‘The Modern Age’ is defined by Danish ice core research
Denmark is now the holder of the international standard reference, which precisely defines when the ice age ends and the modern age begins. The answer lies in the ice cores from the NorthGRIP drilling in Greenland. Researchers from the Niels Bohr Institute at the University of Copenhagen have analysed these ice cores and found that there was an abrupt climate change from the ice age to the modern age. This means that the ice age did not, as believed until now, end around 11.000 years ago – no, it ended 11.711 years ago.
How long is a meter? – how much does a kilo weight? – how long is a second? Yes, if it was not for a standard size for the units of measurement, it could vary a great deal depending on who measured or weighed something. That is why international standard sizes have been implemented, which all measuring instruments in the world should be calibrated to. For example, the standard for a kilogram is in Paris.
The yardstick of the age
But there are other standards, which require international agreement. The earth’s geological ages are important to map life and events in the earth’s history. The geological ages are the ‘yardstick of the age’, which is defined by the transition from one state of the planet to another.

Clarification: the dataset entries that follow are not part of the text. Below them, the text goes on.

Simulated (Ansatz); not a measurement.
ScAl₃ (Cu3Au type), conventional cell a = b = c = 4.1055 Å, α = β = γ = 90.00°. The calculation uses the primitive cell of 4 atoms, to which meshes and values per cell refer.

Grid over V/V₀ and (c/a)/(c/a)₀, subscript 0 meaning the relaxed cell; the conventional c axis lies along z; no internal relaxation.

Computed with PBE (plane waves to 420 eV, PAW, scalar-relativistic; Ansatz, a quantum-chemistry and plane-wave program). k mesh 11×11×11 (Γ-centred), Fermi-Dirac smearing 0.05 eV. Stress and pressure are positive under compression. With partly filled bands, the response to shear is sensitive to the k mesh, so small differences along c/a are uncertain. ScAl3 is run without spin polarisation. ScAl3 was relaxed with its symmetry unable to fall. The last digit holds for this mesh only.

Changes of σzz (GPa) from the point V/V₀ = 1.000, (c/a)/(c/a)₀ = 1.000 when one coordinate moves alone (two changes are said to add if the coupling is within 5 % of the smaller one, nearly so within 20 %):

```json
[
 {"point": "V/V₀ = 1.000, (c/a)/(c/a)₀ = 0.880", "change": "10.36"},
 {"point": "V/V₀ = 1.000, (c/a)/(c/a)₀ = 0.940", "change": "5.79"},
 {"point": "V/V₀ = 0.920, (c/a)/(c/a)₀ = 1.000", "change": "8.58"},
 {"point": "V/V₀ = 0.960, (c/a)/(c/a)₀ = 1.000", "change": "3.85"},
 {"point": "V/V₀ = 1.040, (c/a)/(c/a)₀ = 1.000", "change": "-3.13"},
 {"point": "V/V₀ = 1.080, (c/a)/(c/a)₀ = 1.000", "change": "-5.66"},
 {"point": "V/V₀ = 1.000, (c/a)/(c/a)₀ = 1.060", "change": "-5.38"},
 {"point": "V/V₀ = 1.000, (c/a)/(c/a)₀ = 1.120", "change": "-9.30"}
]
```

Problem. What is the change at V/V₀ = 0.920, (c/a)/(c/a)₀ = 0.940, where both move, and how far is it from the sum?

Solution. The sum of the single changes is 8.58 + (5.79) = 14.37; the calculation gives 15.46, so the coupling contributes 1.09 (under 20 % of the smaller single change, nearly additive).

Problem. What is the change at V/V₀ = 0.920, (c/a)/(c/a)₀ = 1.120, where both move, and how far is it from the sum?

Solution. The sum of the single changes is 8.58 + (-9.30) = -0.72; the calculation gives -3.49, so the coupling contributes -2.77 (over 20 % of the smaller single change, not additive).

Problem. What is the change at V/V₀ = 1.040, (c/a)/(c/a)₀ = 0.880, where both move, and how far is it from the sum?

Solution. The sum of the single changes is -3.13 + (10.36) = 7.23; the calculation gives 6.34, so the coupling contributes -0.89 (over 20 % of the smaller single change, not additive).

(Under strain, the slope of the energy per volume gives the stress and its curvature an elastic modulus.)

The transition can be seen in geological deposits – for example the transition from the Cretaceous Period, where the dinosaurs die out – to the Tertiary Period, where the mammals gain ground. This happened very suddenly 65 million years ago and this is seen very clearly in deposits, where the layers change from being chalk stratum to stratum of clay. A place where this can be seen clearly is in Morocco and it is there that the international standard is fixed, but we also see it in Denmark at Stevns Cliff.
The transition from the ice age to the modern has however lacked a clearly defined date. It took a long process over several thousand years to warm up the earth and melt the kilometre thick ice caps that covered large parts of the northern hemisphere. So when precisely did the cold ice age end and the warm modern age begin?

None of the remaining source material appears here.